I finished my week at work feeling excited about an event I moderated on Girls Savings that was hosted by Women’s World Banking’s Young Professionals Network. We had speakers from Women’s World Banking, International Rescue Committee and the Population Council. All the presentations were compelling in terms of the difference it makes to a girl’s life if she has access to savings at a young age. It means she’s more likely to be able to go to school, get a job or have some form of income generation, marry later, have fewer children and participate in the life of her community.
And then it was the weekend! I’d wanted to see the movie, The Way, starring Martin Sheen, for some time given its focus on the Camino de Santiago, the pilgrimage across the Pyrenees in northern Spain. When I first heard about it in 2001, I decided that I would do this pilgrimage before I was 50 – and that time is coming up soon! So Josh agreed to see the movie with me and on Sunday night we walked to the village cinema through the gorgeous architecture of the West Village. The movie is fabulous and captures the inner journey as much as the outer journey that such a pilgrimage promises.
On Saturday morning I went to the Annual EF Schumacher Lectures at The New Economics Institute, which works toward an economy that gives priority to supporting human well-being and Earth’s natural systems. It does this through research, applied theory, public campaigns, and educational events to describe an alternative socio-economic system that is fair and sustainable, and capable of addressing the enormous challenges of our time. Several speakers talked about how to leverage green jobs, the creation of shorter working weeks to ensure jobs for all that need it, the need to support more local economy opportunities, climate change mitigation measures and the need to democratize the current political system. It will be fascinating to see how all this plays out in next year’s US Presidential elections.
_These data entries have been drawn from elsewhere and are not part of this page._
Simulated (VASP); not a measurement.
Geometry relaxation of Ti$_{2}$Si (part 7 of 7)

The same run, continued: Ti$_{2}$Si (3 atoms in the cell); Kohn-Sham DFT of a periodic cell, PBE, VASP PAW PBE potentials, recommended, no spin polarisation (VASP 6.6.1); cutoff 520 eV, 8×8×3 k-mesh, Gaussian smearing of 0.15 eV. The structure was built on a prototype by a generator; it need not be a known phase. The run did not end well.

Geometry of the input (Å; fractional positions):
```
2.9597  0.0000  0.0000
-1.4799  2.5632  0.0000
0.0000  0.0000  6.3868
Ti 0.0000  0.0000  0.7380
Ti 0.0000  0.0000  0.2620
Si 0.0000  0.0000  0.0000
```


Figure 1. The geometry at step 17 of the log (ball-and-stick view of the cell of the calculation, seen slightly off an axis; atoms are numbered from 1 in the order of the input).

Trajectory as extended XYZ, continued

I wanted to know if the speakers had included gender in the solutions they were proposing. The short answer was not overtly. The problem with that response is that unless there is a gender inclusive approach we may achieve some of these changes but the continuing imbalance between women and men will continue. For instance, only 9% of angel investment went to women entrepreneurs in 2009. Yet female-led start-ups that receive the same level of capital investment as those led by men could add 6 million jobs to the economy within 5 years. Girls in developing countries don’t have the same access to earning money as boys do unless there are deliberate ways to give them these opportunities, with all of the flow on educational and life benefits.
I was invited to the New Economics Institute Lectures by Michaela Walsh, founder of Women’s World Banking. She’d just returned from an event for the EARTH University in Costa Rica which she proclaimed as one of the most exciting universities in the world today. They’d just secured a multi-million dollar grant to provide scholarships and synergies between Latin American and African countries in finding sustainable ecological solutions. The university has been in existence since 1990 to give young people from developing countries opportunities to contribute to sustainable development of their countries and build prosperous and just societies.
Michaela had continued to invite me to events and gatherings that extend my connections as well as deepening my experience of New York. Similarly, my regular dinner club hosted the amazing Australian, Audette Excel, last week, whom I’d met previously and who is the founder of The Isis Group and its not-for-profit arm, The Isis Foundation. Audette uses the consultancy fees she earns to invest in the Foundation, which provides health services, neo-natal care and education for almost 20,000 mothers and children living in poverty in Nepal and Uganda. The foundation also operates residential care for children rescued from child traffickers. The Isis Foundation focuses on the village-by-village implementation of community programs that leverage alternative technology, renewable resources and other innovative solutions.
New York provides such rich opportunities for learning so much in double-quick time that it’s like continual speed-dating in an overly neurotic space. I experience 360 degree head turning in a city spinning on itself in perpetual motion. It’s exciting and energising – and conversely it can be exhausting and overwhelming. It’s why so many of those with means have places in the country, or the Hamptons or other places on the coast. Knowing that you can escape seems as essential as much as the rich rewards of continual cultural immersion.
In six weeks Josh and I will be making our own escape from winter and winging our way to Australia. That shimmery heat seems worlds away from soft flying snow. I’m dreaming of that summer warmth and a friend has even told me of the pod of dolphins she spotted recently when down the coast. Another friend sent me a clip of a kitten nudging a dolphin from a boat with both of them continually repeating the motion in a poetic act of play. I hope for that same magic blessing when I’m home. I know I’ll scoop down and kiss the ground in Piccadilly. As Shakespeare said, one touch of nature makes the whole world kin.